Dr. Jim B. Tucker will speak on “Children’s Memories of Previous Lives” at Lifetime Learning‘s More Than the Score event on Saturday, October 27 at 10:00 a.m. at Alumni Hall. Dr. Tucker is the Bonner-Lowry Professor of Psychiatry and Neurobehavioral Sciences and Director, Division of Perceptual Studies at the University of Virginia Health Systems.  He is the author of Life Before Life: A Scientific Investigation of Children’s Memories of Previous Lives and Return to Life: Extraordinary Cases of Children Who Remember Past Lives.

 

The Question of Past-Life Memories

For the last fifty years, the Division of Perceptual Studies, in the Department of Psychiatry and Neurobehavioral Sciences here at UVA, has been investigating phenomena that suggest that consciousness may survive death. One such phenomenon involves young children who report memories of a previous life. We have studied over 2,500 such cases, and in many of them, the child’s statements match specific details from the life of someone who died in the past. One young boy in Oklahoma made over fifty statements that were accurate for a man who died in California forty years before the child was born. Another had repeated nightmares beginning at the age of two about a terrifying plane crash. He gave numerous details that matched facts about a pilot who was killed in World War II, including the place where his plane was shot down, the name of the aircraft carrier he was flying off of, and the first and last name of another pilot he knew on the ship.
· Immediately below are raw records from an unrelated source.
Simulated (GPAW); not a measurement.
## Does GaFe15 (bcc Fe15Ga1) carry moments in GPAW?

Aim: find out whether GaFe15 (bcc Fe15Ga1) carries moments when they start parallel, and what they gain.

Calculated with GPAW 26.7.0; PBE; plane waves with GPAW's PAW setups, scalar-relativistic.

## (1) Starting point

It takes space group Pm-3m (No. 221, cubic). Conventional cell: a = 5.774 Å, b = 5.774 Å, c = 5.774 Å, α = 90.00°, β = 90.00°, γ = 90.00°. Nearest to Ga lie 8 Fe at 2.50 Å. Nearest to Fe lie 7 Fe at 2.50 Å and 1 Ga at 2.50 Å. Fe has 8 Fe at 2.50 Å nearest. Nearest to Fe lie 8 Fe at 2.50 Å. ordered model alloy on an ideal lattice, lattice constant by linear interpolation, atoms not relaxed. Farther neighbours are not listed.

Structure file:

Other children talk about lives that are much closer to home. Sam is a boy who was born a year and a half after his paternal grandfather died. When his father was changing his diaper one day, Sam looked up at him and said, “When I was your age, I used to change your diapers.” After that, he began saying that he had been his grandfather and gave various details. He said one time that his wife had made milkshakes for him every day, which was true of his grandparents, even stating accurately that she had used a food processor to make them instead of a blender. He talked another time about how his sister had been killed and “turned into a fish.” The grandfather’s sister had in fact been murdered some sixty years before, and her body was dumped in the bay. When he was four, his mother tested him by showing him a class picture from when his grandfather was in grammar school. The picture included twenty-seven children, sixteen of them boys, and Sam correctly picked out his grandfather.

Credit: Division of Perceptual Studies

Cases can be intriguing even when the children’s statements aren’t verifiable. One father from Canada emailed me about his daughter. He explained that he had always detested hockey, and he and his wife never talked about it or watched games on television. Their daughter Hannah showed no interest in hockey either—until one day when she was three years old. Out of the blue, she asked her father why her son didn’t come around to take her to hockey games anymore. He asked when her son had done this, and she said, “You know, Daddy, when I was an old lady.”

Hannah asked about her son for a couple of months and seemed frustrated that he never visited. She said various things about him. She described him as skinny, with curly, red hair. Although Hannah’s parents were vegetarian and didn’t wear leather, she talked about how her son wore a leather coat that, based on where she pointed on her father as she told him about it, was three-quarter length. She said he drove a white car that was rusted in spots. She also used the word arena, which her father found remarkable, as Hannah had never been to an arena and he thought no one would have had a reason to discuss one around her. Hannah then stopped talking about her son and hockey games. When her father asked her about those things a few months later, she seemed to have no memory of them, and she never brought them up again as she progressed through childhood.

Even though Hannah’s statements couldn’t be verified, I found them striking. What would possess a three-year-old, especially one whose family didn’t even like hockey, to imagine she had been an elderly woman wanting her son to take her to hockey games?

Other cases are far more detailed and go on for much longer. Some of the children get very emotional and cry for their previous families, sometimes on a daily basis. Some show other behaviors that appear connected to the memories they describe, such as phobias related to the mode of death or gender nonconformity when the past life was as a member of the opposite sex. And in cases involving a violent death, some of the children even have birthmarks or birth defects that match wounds, usually the fatal wounds, the previous person suffered. In one case, the previous boy had lost the fingers of his right hand in a fodder chopping machine. The boy who remembered his life was born with a completely normal left hand but only stubs for fingers on his right.